Amid overwhelming calls for Representative John Conyers (D-MI) to step down, the Office of Compliance has released new details about secret payouts made to alleged victims of not just sexual misconduct but also discrimination on the basis of gender, race, age and more.
The office, whose job it is to enforce the Congressional Accountability Act of 1995, provided a breakdown of the complaints it has quietly settled since 2013.
According to a letter from OOC Executive Director Susan Tsui Grundmann, addressed to the House Administration Committee, the office used its "Awards and Settlement Fund" to pay out claims against the offices of six House members over the last four years. Two of the claims involved sex discrimination, while another included allegations of sexual harassment. For the sexual discrimination complaint, the office paid $84,000; for the sexual harassment complaint, another $76,000.
Not all of these funds have gone to resolving sexual misconduct complaints: The OOC's report includes details about funds paid out for a claim that involved religious discrimination as well as sex discrimination, for which the office awarded $7,000. Other claims involved disability discrimination, discrimination for veteran status, racial discrimination and discrimination based on national origin.
In total, the House of Representatives alone has cost the office $359,450 since 2013.
INBOX: House Administration Committee releases info on settlements made by lawmakers' offices since fiscal year 2013: pic.twitter.com/AQO9UhTQT9
— Ed O'Keefe (@edokeefe) December 1, 2017
News of the government's secret payouts for internal misconduct first began to come to light in October, when the Washington Post reported that, between 1997 and 2014, the U.S. Treasury had spent some $15.2 million in awards and settlements for workplace violations on Capitol Hill. A subsequent letter from the OOC—which included settlements for the years from 2014 to present—revealed the office had spent more than $17 million, with the largest payments made in 2002 and 2007.
When Representative Jackie Speier (D-Calif.) spoke out about the vast sum of money to condemn the climate of alleged sexual misconduct in Congress, the OOC initially refused to release any specifics about the payouts to the public.

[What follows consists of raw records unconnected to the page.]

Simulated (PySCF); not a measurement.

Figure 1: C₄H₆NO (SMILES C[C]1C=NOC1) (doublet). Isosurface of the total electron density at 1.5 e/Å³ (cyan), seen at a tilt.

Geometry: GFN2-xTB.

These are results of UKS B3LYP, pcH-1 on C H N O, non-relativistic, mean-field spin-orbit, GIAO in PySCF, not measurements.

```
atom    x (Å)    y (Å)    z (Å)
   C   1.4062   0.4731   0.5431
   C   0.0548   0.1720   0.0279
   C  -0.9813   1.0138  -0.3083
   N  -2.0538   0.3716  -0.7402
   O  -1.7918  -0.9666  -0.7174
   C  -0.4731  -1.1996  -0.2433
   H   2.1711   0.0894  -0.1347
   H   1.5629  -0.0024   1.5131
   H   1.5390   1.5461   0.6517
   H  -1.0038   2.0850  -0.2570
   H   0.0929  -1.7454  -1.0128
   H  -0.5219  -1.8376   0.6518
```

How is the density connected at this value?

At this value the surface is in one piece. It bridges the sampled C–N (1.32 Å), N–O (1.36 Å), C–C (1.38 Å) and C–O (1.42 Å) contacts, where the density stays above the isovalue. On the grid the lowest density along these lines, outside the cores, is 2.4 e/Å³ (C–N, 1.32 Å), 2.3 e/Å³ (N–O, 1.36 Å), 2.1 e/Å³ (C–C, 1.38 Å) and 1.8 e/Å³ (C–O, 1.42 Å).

"The OOC does not currently provide any breakdown for the type of discrimination payments made, the amounts of individual payments, or even the offices that the complaints generate from," a spokesperson from the office told the Hill at the time.
Lawmakers on both sides of the aisle have come out against the shadowy way Congress has handled these complaints for decades.

"Most people didn't know it existed," Representative Tom Cole (R-OK) said about the payments in a November closed-door meeting reported on by Politico. "I think there's a pretty strong feeling that frankly those things ought to be public and those things ought to be paid for by the individual responsible, not by the taxpayer."
He added: "There's just a sense that the institution deserves better than this and we've got an obligation to act and do something."